Linking the System - 2023.2 English

Vitis Unified Software Platform Documentation: Application Acceleration Development (UG1393)

Document ID

UG1393

Release Date

2023-12-13

Version

2023.2 English

Tip: Set up the command shell or window as described in Setting Up the Vitis Environment prior to running the tools.

Figure 1. Linking the System Design

The preceding figure shows two paths through the linking process, starting with the v++ --link command. The first path is the Vitis Integrated Flow in which the v++ command links the elements of the system, automatically launches the Vivado tools for implementation of the design, and outputs an .xclbin or .xsa file. The second path is the Vitis Export to Vivado flow in which the v++ command links the elements of the system and outputs a .vma file for you to use in the Vivado tools for synthesis, implementation, and timing closure. These two paths are explained below.
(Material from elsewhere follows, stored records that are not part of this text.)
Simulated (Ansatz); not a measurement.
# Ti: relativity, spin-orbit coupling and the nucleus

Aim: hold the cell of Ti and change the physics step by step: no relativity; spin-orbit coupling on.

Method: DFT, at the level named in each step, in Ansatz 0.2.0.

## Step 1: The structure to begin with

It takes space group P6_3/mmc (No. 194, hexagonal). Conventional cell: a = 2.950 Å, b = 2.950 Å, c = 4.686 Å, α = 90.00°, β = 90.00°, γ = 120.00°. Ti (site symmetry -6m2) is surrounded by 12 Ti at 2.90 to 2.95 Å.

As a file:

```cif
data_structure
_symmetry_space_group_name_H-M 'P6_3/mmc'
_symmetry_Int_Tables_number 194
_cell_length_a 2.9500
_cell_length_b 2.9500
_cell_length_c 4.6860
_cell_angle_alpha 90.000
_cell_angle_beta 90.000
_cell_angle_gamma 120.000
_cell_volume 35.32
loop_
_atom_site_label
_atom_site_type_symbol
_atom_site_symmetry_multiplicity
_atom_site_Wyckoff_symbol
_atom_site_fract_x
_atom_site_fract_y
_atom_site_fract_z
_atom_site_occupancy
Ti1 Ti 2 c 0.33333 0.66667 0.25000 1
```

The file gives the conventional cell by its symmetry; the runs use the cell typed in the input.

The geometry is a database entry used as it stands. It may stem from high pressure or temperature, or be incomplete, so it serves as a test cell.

Note: The Export to Vivado flow is currently only supported for custom Versal platforms.

Vitis Integrated Flow

As shown in the preceding figure, the PL kernel compilation process results in an object (.xo) file whether the kernel is written in C/C++ or RTL. During the linking stage, one or more PL kernels are linked with the extensible platform to create the FPGA binary container file (.xclbin). For Versal adaptive SoC devices, the linking process also includes an AI Engine graph application (libadf.a) and creates a fixed hardware platform (.xsa) for use by the Vitis packaging process as described in Packaging the System.

Note: The Integrated Flow automatically runs Vivado synthesis and implementation under the hood (hence the name "integrated"). This is a major difference.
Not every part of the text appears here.